So, do advisors understand who millennials are? It appears not.

Although the group is classified as having been born approximately between 1980 and 2000–which means they're in that very age bracket that 70 percent of advisors are targeting–advisors as a group seem to have a blind spot if the buzzword "millennial" is mentioned.

There's another problem with that, too.

Since 71 percent of financial advisors responded that they plan to work for at least another 16 years, and 53 percent are planning on another two decades in the workforce, the fact that they're not focusing on millennials is problematic.

Who will their clients be?

More than half of advisors, the study found, who plan to work for more than 15 more years target millennials less than any other age group or not at all.

Also, 51 percent of advisors who plan to work for more than 20 years say they're targeting millennials less than any other age group or not at all.

Yet millennials will be hitting critical planning milestones over the next decade, and they're going to need help in achieving their goals.

The millennial issue aside, advisors are anticipating that clients will become considerably more fearful of losing their assets. Market volatility is keeping the majority of advisors worried (57 percent), followed by concerns over interest rates (51 percent) and international turmoil and what it does to markets globally (46 percent).

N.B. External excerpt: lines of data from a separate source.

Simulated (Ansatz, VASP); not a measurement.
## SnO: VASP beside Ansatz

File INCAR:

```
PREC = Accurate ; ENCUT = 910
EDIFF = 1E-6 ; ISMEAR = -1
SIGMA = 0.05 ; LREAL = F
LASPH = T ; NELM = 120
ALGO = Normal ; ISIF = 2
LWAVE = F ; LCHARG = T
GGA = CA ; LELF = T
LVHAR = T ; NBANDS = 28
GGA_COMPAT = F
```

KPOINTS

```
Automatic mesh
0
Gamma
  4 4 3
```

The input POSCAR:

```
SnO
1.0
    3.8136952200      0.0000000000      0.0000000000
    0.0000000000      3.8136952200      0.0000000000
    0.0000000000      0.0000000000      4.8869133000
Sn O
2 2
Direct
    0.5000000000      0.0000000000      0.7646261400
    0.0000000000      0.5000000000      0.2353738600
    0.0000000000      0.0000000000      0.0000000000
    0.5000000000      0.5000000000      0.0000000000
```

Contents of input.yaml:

And 57 percent of financial advisors expect clients to become more risk averse in the next 12 months; that's an increase of 22 percent from 2014 (35 percent), and 40 percent more than in 2013 (17 percent).

When it comes to client anxiety about saving and investing, just 42 percent of advisors seem to be concerned, and even fewer—just 32 percent—are worried about bringing in the next generation of clients.

Inflation is the last of their worries, appearing on the radar screen of just nine percent of advisors.